MGM Resorts International (NYSE:MGM) is one of the largest operators of land-based casinos in the world, managing some of the most well-known venues on the Las Vegas Strip and elsewhere. But it’s internet gaming and sports wagering that has some analysts aflutter.
MGM stock is up 29.32 percent year-to-date, good for one of the best performances among large-cap gaming equities. It’s a sign that investors are buying into the notion that the BetMGM business is a force to be reckoned with in the iGaming and sports betting spaces. On Wednesday, the operator said it expects the US and Canadian online casinos and sports wagering markets will eventually be worth $32 billion, and that it’s aiming for a 20 percent to 25 percent slice of that pie.
Analysts are embracing that outlook, with some saying BetMGM will be a significant driver of long-term returns for the gaming company. The unit is a 50/50 joint venture between the Mandalay bay operator and UK-based Entain Plc (OTC:GMVHY).
The company has compiled all of the pieces of the puzzle, including a veteran management team, a multi-dimensional customer acquisition funnel, scalable proprietary technology, vast market access, and a global brand to throw it all behind,” said Union Gaming analyst John DeCree in a note.
He rates MGM stock a “buy,” with a $52 price target, up from $45. That implies upside potential of 27 percent.
Currently, BetMGM is number three in the US online sports wagering market, behind Flutter Entertainment’s FanDuel unit and DraftKings.
However, data suggest BetMGM is coming on strong, pilfering market share from rivals in key states. Leveraging superior branding by way of its well-known brick-and-mortar casinos, BetMGM is also ascending in the iGaming arena. That’s relevant to the MGM stock thesis, because industry insiders believe online casinos, while overlooked today, will deliver better margins and higher profits than sports wagering.

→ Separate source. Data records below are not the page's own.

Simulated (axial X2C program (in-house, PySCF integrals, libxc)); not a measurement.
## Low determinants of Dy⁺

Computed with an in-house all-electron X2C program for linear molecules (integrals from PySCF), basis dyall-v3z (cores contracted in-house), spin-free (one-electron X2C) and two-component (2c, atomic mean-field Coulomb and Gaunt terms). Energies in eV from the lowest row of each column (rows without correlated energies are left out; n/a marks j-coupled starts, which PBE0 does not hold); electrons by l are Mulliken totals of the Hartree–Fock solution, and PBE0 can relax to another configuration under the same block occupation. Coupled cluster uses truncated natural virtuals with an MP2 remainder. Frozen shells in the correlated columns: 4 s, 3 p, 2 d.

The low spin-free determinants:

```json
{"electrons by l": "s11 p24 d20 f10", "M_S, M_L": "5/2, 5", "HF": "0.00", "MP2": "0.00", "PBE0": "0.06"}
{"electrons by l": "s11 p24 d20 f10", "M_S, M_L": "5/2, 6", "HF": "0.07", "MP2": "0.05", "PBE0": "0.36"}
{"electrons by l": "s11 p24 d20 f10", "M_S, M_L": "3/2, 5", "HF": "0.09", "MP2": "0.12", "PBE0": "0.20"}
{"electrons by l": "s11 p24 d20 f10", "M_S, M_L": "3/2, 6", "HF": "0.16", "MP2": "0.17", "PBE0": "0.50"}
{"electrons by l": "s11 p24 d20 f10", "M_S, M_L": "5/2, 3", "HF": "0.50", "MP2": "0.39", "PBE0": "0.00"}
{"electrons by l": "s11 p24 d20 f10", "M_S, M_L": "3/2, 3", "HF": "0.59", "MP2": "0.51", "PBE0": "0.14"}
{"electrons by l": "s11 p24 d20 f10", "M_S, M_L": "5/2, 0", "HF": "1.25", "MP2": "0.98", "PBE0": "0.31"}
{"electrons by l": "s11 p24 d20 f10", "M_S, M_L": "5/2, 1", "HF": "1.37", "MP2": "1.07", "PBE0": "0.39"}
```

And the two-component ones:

“The message from yesterday’s investor presentation can be best summed up in the Michigan case study, where BetMGM emerged as the market leader in both sports betting and iGaming by leveraging an existing retail presence and M life database via MGM Grand Detroit, affiliations with local professional sports teams, air support from key media partnerships,” adds DeCree.
The operator’s media partners include The Athletic and Yahoo! Sports.
BetMGM’s growth is stunning on a percentage basis. As Morningstar analyst Dan Wasiolek notes, the company’s iGaming and online sports betting market in the US was around 10 percent last fall, and is now up to the 20 percent area.
“We attribute these gains to the entity’s omnichannel presence, which includes 35 million MGM loyalty members, strong media (like Yahoo! Sports) and sports partnerships, aiding new membership, and robust analytic capabilities, supporting positive user experience and retention,” said the analyst.
He sees BetMGM expanding to 20 states over the next year from 12 today, with that number reaching 24 over the long-term. If that last number is reached, the operator would be in front of nearly two-thirds of the US sports wagering population.